Anatomy and animals
On June 15, 2025, during the end-of-year festival organized by Apolline in Etoy, families wander between shows, workshops, and live music. In the middle of a space dedicated to visual arts, on large white boards, the drawing of 10-year-old Émilie catches the eye. Just a year ago, her passion mostly lived in front of videos. Today, it’s out in the open for everyone to see.
A small festival where drawings come to life
Under the tents and inside the rooms, local families mingle with Apolline students. You can hear a theater rehearsal on one side, a music workshop on the other, children laughing, parents taking photos. In a space reserved for visual arts, large white boards covered in drawings form a kind of pop-up gallery. Among them, 10-year-old Émilie’s drawing, created in her drawing class, stands out. Her teacher, Jérémie, is there, along with other Apolline teachers. You can recognize their way of encouraging kids to proudly show their work.

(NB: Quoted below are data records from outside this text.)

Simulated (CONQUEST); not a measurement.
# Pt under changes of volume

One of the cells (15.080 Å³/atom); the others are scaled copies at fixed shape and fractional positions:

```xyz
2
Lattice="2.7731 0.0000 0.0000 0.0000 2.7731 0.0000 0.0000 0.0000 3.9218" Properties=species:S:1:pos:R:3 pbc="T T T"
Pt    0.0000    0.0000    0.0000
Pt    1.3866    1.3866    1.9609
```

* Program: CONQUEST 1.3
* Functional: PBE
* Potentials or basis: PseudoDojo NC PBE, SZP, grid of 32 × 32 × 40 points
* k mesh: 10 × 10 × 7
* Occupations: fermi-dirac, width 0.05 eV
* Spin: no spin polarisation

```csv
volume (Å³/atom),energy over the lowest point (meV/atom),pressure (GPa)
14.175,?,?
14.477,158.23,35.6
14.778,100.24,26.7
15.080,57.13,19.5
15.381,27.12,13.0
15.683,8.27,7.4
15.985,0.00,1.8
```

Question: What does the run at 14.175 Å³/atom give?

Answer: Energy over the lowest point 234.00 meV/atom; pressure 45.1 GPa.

When a passion starts behind a screen
Before coming to Apolline, Émilie’s drawing mostly happened at home, in front of videos she watched “all the time, all the time, all the time.” She wasn’t watching just anything: tutorials, technical videos, explanations about anatomy. Seeing this passion focused only on screens, her mom decided to offer her a different space to express it: she enrolled her in a drawing class at Apolline. That decision marked a quiet but decisive turning point. Émilie’s curiosity didn’t change, but it found a concrete place to unfold, with paper, pencils, other kids, and a teacher who pays attention to her pace.
From tutorials to the studio: learning, then inventing
Émilie still loves watching videos to understand how bodies are constructed or how to place a hand, but she mainly uses them as a technical foundation. Very quickly, she prefers to take inspiration from them “on her own” rather than simply copying. Session after session at Apolline, she adds new drawing concepts to that base, explores different subjects, and experiments with ways of composing an image. The class with Jérémie offers her a regular, professional, and welcoming structure: a place where you learn techniques, but are also encouraged to develop your own universe. She can ask questions, try things, make mistakes, and start over. Her artistic practice steps out of the screen and settles into a weekly appointment that she can call her own.
Hats, realistic animals, and Vans: a style that’s truly hers
What Émilie loves drawing most are animals and accessories. She approaches animals in a realistic way, paying close attention to shapes and details. For characters, she naturally leans toward manga. One day, she takes part in a drawing contest with several challenges: inventing chibi and kawaii animals, drawing manga characters from models, copying a painting. She’s asked to follow instructions but add her own twist. Émilie fully embraces that freedom: she changes the colors, adds accessories, draws a hat she still remembers, watches, Vans, earrings. Everything she loves ends up finding a place on the page. Her visual universe takes shape step by step, somewhere between technical demands and the freedom to customize every detail.
One year later, a drawing on the big white boards
A year after she enrolled, Émilie’s journey is literally visible on the big white boards at ApollineFest, the end-of-year festival in Etoy. Her drawing is no longer just an image kept in a sketchbook or in the memory of a video: it’s part of an exhibition alongside other students’ work, in a place where people walk by, comment, and marvel. Around her, performances follow one another, music fills the air, and workshops are packed; her drawing, meanwhile, stays right there, silent but very much present. By choosing a drawing class that matched her passion, her mom gave her more than an activity: she offered her a space to grow, be supported, and feed her desire to create. And on that day in Etoy, a whole festival became the backdrop for that story.